Matroska Tags
slhomme@matroska.org
moritz@bunkus.org
dave@dericed.com
art
cellar
This document defines the Matroska tags, namely the tag names and their respective semantic meaning.
Matroska aims to become THE standard of multimedia container formats. It can store timestamped multimedia data but also chapters and tags. The Tag Elements add important metadata to identify and classify the information found in a Matroska Segment. It can tag a whole Segment, separate Track Elements, individual Chapter Elements or Attachment Elements.
While the Matroska tagging framework allows anyone to create their own custom tags, it's important to have a common set of values for interoperability. This document intends to define a set of common tag names used in Matroska.
This document is a work-in-progress specification defining the Matroska file format as part of the IETF Cellar working group. It uses basic elements and concepts already defined in the Matroska specifications defined by this workgroup.
Tag values can be either strings or binary blobs. This document inherits security considerations from the EBML and Matroska documents.
The key words "MUST", "MUST NOT", "REQUIRED", "SHALL", "SHALL NOT", "SHOULD", "SHOULD NOT", "RECOMMENDED", "MAY", and "OPTIONAL" in this document are to be interpreted as described in RFC 2119.
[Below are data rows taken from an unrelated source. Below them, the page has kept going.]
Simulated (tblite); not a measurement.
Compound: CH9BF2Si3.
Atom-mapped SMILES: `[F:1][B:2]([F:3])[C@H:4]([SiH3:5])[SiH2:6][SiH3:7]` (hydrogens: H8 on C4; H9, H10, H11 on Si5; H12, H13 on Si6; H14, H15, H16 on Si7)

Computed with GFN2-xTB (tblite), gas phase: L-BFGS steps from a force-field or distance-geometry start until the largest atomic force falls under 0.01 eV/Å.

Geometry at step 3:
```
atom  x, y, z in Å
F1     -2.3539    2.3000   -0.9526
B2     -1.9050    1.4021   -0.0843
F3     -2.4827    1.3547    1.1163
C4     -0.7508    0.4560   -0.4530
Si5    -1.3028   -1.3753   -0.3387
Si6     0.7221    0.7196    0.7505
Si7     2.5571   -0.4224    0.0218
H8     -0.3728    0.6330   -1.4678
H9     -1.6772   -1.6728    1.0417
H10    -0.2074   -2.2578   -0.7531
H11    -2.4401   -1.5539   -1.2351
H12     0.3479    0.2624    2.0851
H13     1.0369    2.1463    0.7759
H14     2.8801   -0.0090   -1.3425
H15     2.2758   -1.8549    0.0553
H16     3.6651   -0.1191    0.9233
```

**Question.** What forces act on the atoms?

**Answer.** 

When a Tag is nested within another Tag, the nested Tag becomes an attribute of the base tag. For instance, if you wanted to store the dates that a singer used certain addresses for, that singer being the lead singer for a track that included multiple bands simultaneously, then your tag tree would look something like this:
Targets
TrackUID
BAND
LEADPERFORMER
ADDRESS
DATE
DATEEND
ADDRESS
DATE
In this way, it becomes possible to store any Tag as attributes of another tag.
Multiple items SHOULD never be stored as a list in a single TagString. If there is more than one tag of a certain type to be stored, then more than one SimpleTag SHOULD be used.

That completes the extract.